Jerry Cans On Tanks

Feel free to discuss anything and everything to do with tanking here!

Postby Estnische » Fri Jan 26, 2018 8:08 am

Seems to me like few fully detailed RC tanks go out there without fuel Jerry cans festooned across the engine deck.

OK so a tank that has run out of fuel is just a pillbox, and there are plenty of historical photos for evidence, but I would think the crew would be a little nervous handing the enemy a bunch of ready-made 20 litre Molotov cocktails just waiting for some smarty with a tracer round?

Anybody care to give of their knowledge or experience with tanks?
User avatar
Estnische
Corporal
 
Posts: 463
Joined: Tue Jun 07, 2016 11:52 pm
Location: Wollongong, Australia

Postby Raminator » Fri Jan 26, 2018 9:26 am

Estnische wrote:I would think the crew would be a little nervous handing the enemy a bunch of ready-made 20 litre Molotov cocktails just waiting for some smarty with a tracer round?

Well, the Jerries lost the war, so... QED?

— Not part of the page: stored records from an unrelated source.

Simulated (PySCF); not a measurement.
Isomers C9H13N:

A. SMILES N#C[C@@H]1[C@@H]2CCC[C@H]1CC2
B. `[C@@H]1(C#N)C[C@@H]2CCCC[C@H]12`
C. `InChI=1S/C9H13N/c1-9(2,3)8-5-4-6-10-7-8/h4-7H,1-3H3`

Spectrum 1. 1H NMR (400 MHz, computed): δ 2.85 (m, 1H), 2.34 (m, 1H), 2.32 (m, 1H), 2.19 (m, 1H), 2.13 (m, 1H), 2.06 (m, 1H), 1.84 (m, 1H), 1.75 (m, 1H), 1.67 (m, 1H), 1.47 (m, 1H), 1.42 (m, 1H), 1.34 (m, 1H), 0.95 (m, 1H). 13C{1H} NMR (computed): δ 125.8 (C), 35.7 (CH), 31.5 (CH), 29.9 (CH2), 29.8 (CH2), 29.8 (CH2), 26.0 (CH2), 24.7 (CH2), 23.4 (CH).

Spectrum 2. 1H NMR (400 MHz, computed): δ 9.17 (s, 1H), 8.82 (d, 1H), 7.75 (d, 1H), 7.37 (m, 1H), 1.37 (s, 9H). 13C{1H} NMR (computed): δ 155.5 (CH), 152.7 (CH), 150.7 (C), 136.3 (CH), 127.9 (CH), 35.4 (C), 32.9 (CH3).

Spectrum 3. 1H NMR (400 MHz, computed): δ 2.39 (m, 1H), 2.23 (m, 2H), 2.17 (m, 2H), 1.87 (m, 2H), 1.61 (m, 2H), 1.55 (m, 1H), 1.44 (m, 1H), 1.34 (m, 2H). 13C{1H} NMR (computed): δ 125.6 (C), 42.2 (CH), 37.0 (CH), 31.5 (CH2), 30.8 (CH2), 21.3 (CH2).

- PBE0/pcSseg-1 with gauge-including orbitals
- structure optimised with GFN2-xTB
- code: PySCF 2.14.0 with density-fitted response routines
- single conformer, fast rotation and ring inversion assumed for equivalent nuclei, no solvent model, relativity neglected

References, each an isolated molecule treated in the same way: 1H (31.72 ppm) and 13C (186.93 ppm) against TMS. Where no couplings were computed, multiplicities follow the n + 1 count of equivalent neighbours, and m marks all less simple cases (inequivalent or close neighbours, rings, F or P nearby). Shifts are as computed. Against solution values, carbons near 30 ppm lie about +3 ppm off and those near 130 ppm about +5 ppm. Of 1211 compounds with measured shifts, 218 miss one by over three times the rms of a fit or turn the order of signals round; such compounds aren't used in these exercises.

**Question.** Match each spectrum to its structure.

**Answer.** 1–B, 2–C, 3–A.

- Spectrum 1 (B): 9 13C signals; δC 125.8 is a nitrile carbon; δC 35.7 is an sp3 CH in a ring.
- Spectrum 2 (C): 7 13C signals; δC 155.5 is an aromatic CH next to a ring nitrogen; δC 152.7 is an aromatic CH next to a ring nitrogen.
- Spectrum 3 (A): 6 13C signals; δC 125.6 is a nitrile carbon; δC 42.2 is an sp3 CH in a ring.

In all seriousness though, fuel storage outside the tank isn't typically a problem; the Soviets did it all the time. Granted they used diesel instead of petrol, but the rationale is the same even if the flammability isn't. A full container isn't going to explode or burn if it's shot, since there's no air inside it. An empty container isn't going to explode or burn, because there's no fuel in it. Potentially, a half-full one could (if the shot sparked and the fuel/air mix was just right) but then a fire outside the tank is better than a fire inside the tank. You'd be fine so long as you don't store the cans above any air intakes.
User avatar
Raminator
Staff Sergeant
 
Posts: 902
Joined: Tue Aug 11, 2015 9:57 am
Location: Newcastle, Australia

Postby Estnische » Fri Jan 26, 2018 11:05 am

I didn't think it would explode, Molotov's don't. They're just a means of lobbing petrol without wearing it yourself.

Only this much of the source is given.